Thereafter policy was almost entirely on the side of making things
worse. Asked how the government could best advance recovery, the sound
and responsible adviser urged that the budget be balanced. Both
parties agreed on this. For Republicans the balanced budget was, as
ever, high doctrine. But the Democratic Party platform of 1932, with
an explicitness which politicians rarely advise, also called for a
'federal budget annually balanced on the basis of accurate executive
estimates within revenues...'

A commitment to a balanced budget is always comprehensive. It then
meant there could be no increase in government outlays to expand
purchasing power and relieve distress. It meant there could be no
further tax reduction. But taken literally it meant much more. From
1930 on the budget was far out of balance, and balance, therefore,
meant an increase in taxes, a reduction in spending, or both. The
Democratic platform in 1932 called for an 'immediate and drastic
reduction of govern-[*201]- mental expenditures' to accomplish at
least a twenty-five per cent decrease in the cost of government

The balanced budget was not a subject of thought. Nor was it, as often
asserted, a precise matter of faith. Rather it was a formula. For
centuries avoidance of borrowing had protected people from slovenly or
reckless public housekeeping. Slovenly or reckless keepers of the
public purse had often composed complicated arguments to show why
balance of income and outlay was not a mark of virtue. Experience had
shown that however convenient this belief might seem in the short run,
discomfort or disaster followed in the long run. Those simple precepts
of a simple world did not hold amid the growing complexities of the
early thirties. Mass unemployment in particular had altered the rules.
Events had played a very bad trick on people, but almost no one tried
to think out the problem anew.

The balanced budget was not the only strait-jacket on policy. There
was also the bogy of 'going off' the gold standard and, surprisingly,
of risking inflation. Until 1932 the United States added formidably to
its gold reserves, and instead of inflation the country was
experiencing the most violent deflation in the nation's history. Yet
every sober adviser saw dangers here, including the danger of runaway
price increases. Americans, though in years now well in the past, had
shown a penchant for tinkering with the money supply and enjoying the
brief but heady joys of a boom in prices. In 1931 or 1932, the danger
or even the feasibility of such a boom was nil. The advisers and
counsellors were not, however, analysing the danger or even the
possibility. They were serving only as the custodians of bad memories.

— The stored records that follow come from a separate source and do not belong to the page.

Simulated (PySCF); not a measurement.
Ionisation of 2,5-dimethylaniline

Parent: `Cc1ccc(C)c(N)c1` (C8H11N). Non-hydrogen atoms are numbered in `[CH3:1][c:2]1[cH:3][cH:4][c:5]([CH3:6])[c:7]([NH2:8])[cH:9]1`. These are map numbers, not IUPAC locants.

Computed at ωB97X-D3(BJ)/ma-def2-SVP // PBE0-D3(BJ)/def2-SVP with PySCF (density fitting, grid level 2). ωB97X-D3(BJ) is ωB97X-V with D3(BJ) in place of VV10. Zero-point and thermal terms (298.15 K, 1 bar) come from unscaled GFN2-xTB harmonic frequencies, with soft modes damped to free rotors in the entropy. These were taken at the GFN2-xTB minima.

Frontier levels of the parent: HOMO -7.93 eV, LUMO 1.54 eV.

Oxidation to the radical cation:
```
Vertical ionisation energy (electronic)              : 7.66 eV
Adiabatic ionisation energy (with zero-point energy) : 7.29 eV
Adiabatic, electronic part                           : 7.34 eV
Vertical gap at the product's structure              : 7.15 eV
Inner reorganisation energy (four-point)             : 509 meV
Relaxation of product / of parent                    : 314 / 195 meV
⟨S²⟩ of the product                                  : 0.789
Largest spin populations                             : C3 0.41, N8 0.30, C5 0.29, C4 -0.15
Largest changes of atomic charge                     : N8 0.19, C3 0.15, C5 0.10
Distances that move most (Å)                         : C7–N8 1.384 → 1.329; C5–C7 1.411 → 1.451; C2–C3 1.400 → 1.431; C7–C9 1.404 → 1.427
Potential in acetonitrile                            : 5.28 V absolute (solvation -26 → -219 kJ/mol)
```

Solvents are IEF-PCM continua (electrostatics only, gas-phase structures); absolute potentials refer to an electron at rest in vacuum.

The fear of inflation reinforced the demand for the balanced budget.
It also limited efforts to make interest rates low, credit plentiful
(or at least redundant), and borrowing as easy as possible under the
circumstances. Devaluation of the dollar was, of course, flatly ruled
out. This directly violated the gold [*202] standard rules. At best,
in such depression times, monetary policy is a feeble reed on which to
lean. The current economic clichés did not allow even the use of that
frail weapon. And again, these attitudes were above party. Though
himself singularly open-minded, Roosevelt was careful not to offend or
disturb his followers. In a speech in Brooklyn toward the close of the
1932 campaign, he said:

The Democratic platform specifically declares, 'We advocate a sound
currency to be preserved at all hazards.' That is plain English. In
discussing this platform on 30 July, I said, 'Sound money is an
international necessity, not a domestic consideration for one nation
alone.' Far up in the Northwest, at Butte, I repeated the pledge ...
In Seattle I reaffirmed my attitude ...FN1

The following February, Mr Hoover set forth his view, as often before,
in a famous letter to the President-elect:

It would steady the country greatly if there could be prompt assurance
that there will be no tampering or inflation of the currency; that the
budget will be unquestionably balanced even if further taxation is
necessary; that the Government credit will be maintained by refusal to
exhaust it in the issue of securities.'

The rejection of both fiscal (tax and expenditure) and monetary policy
amounted precisely to a rejection of all affirmative government
economic policy. The economic advisers of the day had both the
unanimity and the authority to force the leaders of both parties to
disavow all the available steps to check deflation and depression. In
its own way this was a marked achievement -- a triumph of dogma over
thought. The consequences were profound.

FN1 Lawrence Sullivan, Prelude to Panic, Washington (Statesman Press),
1936, p. 20.
FN2 William Sum Myers and Walter H. Newton, The Hoover Administration:
A Documented Narrative, New York (Scribners), 1936, pp. 334O. [*203]

6

It is in light of the above weaknesses of the economy that the role of
the stock market crash in the great tragedy of the thirties must be
seen. The years of self-depreciation by Wall Street to the contrary,
the role is one of respectable importance. The collapse in securities
values affected in the first instance the wealthy and the well-to-do.
But we see that in the world of 1929 this was a vital group. The
members disposed of a large proportion of the consumer income; they
were the source of a lion's share of personal saving and investment.
Anything that struck at the spending or investment by this group would
of necessity have broad effects on expenditure and income in the
economy at large. Precisely such a blow was struck by the stock market
crash. In addition, the crash promptly removed from the economy the
support that it had been deriving from the spending of stock market
gains.

The stock market crash was also an exceptionally effective way of
exploiting the weaknesses of the corporate structure. Operating
companies at the end of the holding-company chain were forced by the
crash to retrench. The subsequent collapse of these systems and also
of the investment trusts effectively destroyed both the ability to
borrow and the willingness to lend for investment. What have long
looked like purely fiduciary effects were, in fact, quickly translated
into declining orders and increasing unemployment.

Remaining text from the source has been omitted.